We would like to express our great appreciation to you and reviewers for your comments on our paper. Looking forward to hearing from you.

Thank you and best regards.

Yours sincerely,

Shusen Kang

E-mail: kshusen@163.com

 

 

 

Responds to the reviewer’s comments:

Reviewer: 2

Manuscript entitled "Li7La3Zr2O12-co-LiNbO3 Surface Modification improves Interface Stability between Cathode and Sulfide Solid-State Electrolyte in All-Solid-State Batteries" is in agreement with the general direction of the Membranes journal publications. However, it is worth considering comments on the manuscript before submitting it to the journal Membranes.

Response:

Thanks for your comments.

1. The abbreviations and acronyms to be introduced should be deciphered from the text of the paper.

Response:

I mark all the abbreviations and acronyms from the text of paper, for example,

Li₇La₃Zr₂O₁₂ (LLZO)

LiNbO₃ (LNO)

LiCoO₂ (LCO)

LLZO-co-LNO coatings LiCoO2 (LLZO&LNO@LCO)

Li₁₀GeP₂S₁₂ (LGPS)

Li₆PS₅Cl (LPSC)

2. On page 2 the sentence in paragraph 2 is broken.

Response:

The broken sentence has been corrected.

3. The country of the chemical factory must be written down. Specify the purity of each reagent.

Response:

The country of the chemical factory and purity of each reagent are written down.

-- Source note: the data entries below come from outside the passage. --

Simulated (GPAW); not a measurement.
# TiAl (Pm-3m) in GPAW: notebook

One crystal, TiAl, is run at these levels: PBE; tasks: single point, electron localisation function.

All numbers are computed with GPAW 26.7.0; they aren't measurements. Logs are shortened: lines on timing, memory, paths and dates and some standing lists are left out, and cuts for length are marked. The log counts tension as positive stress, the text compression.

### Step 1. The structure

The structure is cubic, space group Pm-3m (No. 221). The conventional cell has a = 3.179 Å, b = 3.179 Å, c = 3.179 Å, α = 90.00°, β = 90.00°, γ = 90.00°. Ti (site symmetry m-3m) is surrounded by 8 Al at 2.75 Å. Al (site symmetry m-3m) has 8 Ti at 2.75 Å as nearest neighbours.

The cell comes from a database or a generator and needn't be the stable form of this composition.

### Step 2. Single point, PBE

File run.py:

4. Since the synthesis of LNO@LCO and LLZO&LNO@LCO was obtained by co-evaporation and roasting of the initial components, it is necessary to prove the formation and existence of all described phases in the composition.

Response:

The EDS-mapping of LLZO&LNO@LCO has been proved the existence of Nb, La, Zr. XRD and Roman have proven the LNO and LLZO phase.

5. Figure 1 should be located in section 2. Materials and Methods.

Response:

The location of Figure 1 has been changed to section 2.

6. Decipher the ICP method of analysis, the equipment used for analysis. Describe the approach to material analysis by inductively coupled plasma mass spectrometry, method of sample preparation of powders, their dissolution, etc.

Response:

The ICP was conducted as following steps:

The experiment was conducted by Agilent 5100VDV. 0.1 g LLZO&LNO@LCO added to 10mL HNO₃ (10%). Then HCl (10%) added to the solution until LLZO&LNO@LCO dissolves. The solution was diluted to 100 mL, then the solution was analysized.

7. Is it possible to make an in-depth analysis of the compounds from ICP analysis? It is not clear from the text what is the elemental content of Zr, Nb, La, Li, Co, and O in ppm or %.  Are the percentages indicated in atom% or mol%? If they are atomic percentages, then for the Li2CoO2 compound the Li/Co ratio is about 1/1, which does not correspond to the formula content. It is necessary to describe this part in more detail in order to evaluate the resulting powder composition.

Response:

the elemental content of Zr, Nb, La, Li, Co, and O is weight percentages (wt%). This has been highlihgt in the articles.

And the LLZO and LNO weight ratio was analysised.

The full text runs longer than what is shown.